Egyptian police originally rounded up more than 600 Sudanese who were part of a three-month demonstration that ended in violent clashes in December. Egypt had said it wanted to send all of them back to Sudan but has since released some of them.

The U.N. High Commissioner for Refugees (UNHCR), which has appealed to the authorities not to send any Sudanese back to Sudan, has been interviewing those still in detention to determine whether any are entitled to be labelled refugees.

Those with refugee status would be exempt from deportation.

The ministry said in a statement, issued late on Tuesday, that the authorities would release 56 Sudanese from Darfur, the war-torn western region of Sudan, and 87 women and children, leaving 326 still in detention.

The U.N. agency would have until Jan. 26 to determine the legal status of those still being held, the ministry said.

“We are extremely happy about this positive development that women and children and all Darfuris will be released, and we have been informed that it (the releases) will be taking place tomorrow,” Astrid van Genderen Stort told Reuters.

But she said the UNHCR was still seeking clarification about the number of women and children to be released because the U.N. agency had more than 87 listed as being detained.

Those detained were among up to 3,500 people who held a sit-in protest, which lasted about three months, demanding resettlement in Western countries. Twenty-seven Sudanese were killed in clashes when police broke up the protest.

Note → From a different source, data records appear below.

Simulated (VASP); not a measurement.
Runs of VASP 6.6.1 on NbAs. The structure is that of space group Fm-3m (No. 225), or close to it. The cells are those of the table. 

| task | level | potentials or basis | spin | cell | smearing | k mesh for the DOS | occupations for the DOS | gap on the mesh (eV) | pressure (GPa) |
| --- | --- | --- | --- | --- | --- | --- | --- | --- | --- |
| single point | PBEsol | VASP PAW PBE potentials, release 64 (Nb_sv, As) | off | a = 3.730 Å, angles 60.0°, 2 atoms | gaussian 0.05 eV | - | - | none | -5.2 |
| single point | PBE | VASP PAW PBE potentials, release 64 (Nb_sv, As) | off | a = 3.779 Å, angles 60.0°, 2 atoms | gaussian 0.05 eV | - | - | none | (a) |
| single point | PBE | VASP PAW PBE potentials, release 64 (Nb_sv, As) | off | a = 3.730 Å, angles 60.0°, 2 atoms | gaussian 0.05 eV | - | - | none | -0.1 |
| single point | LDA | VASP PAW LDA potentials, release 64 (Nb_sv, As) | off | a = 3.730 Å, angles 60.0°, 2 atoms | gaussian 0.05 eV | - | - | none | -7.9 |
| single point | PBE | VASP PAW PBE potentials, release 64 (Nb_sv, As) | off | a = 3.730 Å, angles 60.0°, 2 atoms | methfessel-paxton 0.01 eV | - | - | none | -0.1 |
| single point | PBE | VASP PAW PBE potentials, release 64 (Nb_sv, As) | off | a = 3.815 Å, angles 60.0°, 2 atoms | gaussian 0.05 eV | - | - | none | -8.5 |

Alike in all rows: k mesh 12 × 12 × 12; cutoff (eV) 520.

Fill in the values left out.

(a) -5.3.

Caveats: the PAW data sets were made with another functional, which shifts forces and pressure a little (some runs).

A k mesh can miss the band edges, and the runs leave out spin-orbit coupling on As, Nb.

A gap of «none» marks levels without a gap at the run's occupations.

Earlier this month, Egypt released 164 of the original group of more than 600 who had been detained because they were found to be eligible for U.N. assistance. Their papers had been lost in the clashes.

Egyptian Foreign Minister Ahmed Aboul Gheit has said the authorities plan to release Sudanese refugees and asylum seekers but would deport illegal immigrants.

The UNHCR says there are up to 3 million Sudanese living in Egypt, of which 20,000 are registered with the agency. Sudan suffered two decades of north-south civil war and has an ongoing conflict in the Darfur region.